Hugh Jones, Cheshire

Agree (14) | Disagree (0)

Well a lot of people do think streets and particularly tarmac would not exist it were not for cars. But roads and streets have existed for many centuries before the car was even invented and tarmac was introduced after the mass use of bicycles. So in fact cars are very much a "Johnny come lately" to roads. You can read more at the following :-

And Eric is suggesting that we should ignore the well researched findings of WHO and their references to academic reports from around the world and instead rely upon his personal observations.
Rod King, Cheshire

Agree (8) | Disagree (5)

I 'disagreed' with your comment because although your view is a reasonable one, the misguided 20mph campaign is alien to many road safety principles - it dilutes the need for children to learn about what can hurt them and it ignores the evidence of its effects. Many areas are pushing for, or adopting, wholly inappropriate 20mph schemes for ill-founded reasons.
Eric Bridgstock, Independent Road Safety Research, St Albans

Agree (5) | Disagree (13)

Some roads should be prioritised for vehicles e.g. motorways, main routes into and around towns and cities, access to industrial estates. Others have different purposes: their main use may well be for residents or within a town centre for shoppers and leisure or a mixture of these. Some of these may well be more suited to more evenly shared use or for pedestrians and other users to take priority over vehicles.
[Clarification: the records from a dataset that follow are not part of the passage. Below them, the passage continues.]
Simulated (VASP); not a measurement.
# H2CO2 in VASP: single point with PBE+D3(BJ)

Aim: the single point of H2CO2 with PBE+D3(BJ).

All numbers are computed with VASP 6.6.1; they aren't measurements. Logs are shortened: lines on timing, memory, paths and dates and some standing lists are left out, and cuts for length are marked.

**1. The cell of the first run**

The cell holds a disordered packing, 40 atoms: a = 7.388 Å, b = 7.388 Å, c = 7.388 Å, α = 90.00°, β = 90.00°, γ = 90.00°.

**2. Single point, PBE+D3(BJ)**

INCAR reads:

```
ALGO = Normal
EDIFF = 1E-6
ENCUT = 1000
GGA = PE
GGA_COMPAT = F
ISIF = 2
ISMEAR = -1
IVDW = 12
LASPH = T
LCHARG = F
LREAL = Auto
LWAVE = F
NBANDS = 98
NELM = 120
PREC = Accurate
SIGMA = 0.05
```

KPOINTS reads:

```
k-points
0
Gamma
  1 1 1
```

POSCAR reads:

The art of local decision making is deciding which streets are used for what purposes and by whom, and then how best to treat them, including appropriate speed limits, surfacing, road markings and other measures, taking account of the needs and safety of all road users. It doesn’t have to be all or nothing, nor should this be confrontational – how about we work together locally to see what is best suited locally rather than taking up stances on principle? One size does not always fit all.
Honor Byford, Vice Chair, Raod Safety GB

Agree (14) | Disagree (3)

Motor vehicles can be a hazard which is why you shouldn't play in the road! People are motor traffic, they're the bits behind the wheel. It's not about the vehicle it's about the person inside. On their own, as with guns, cars don't tend to do much.

Not sure what Steve is disagreeing with, perhaps he's happy for children to play on the railways or for them to run into the road heedless of traffic, or maybe he doesn't want more parks and recreation space?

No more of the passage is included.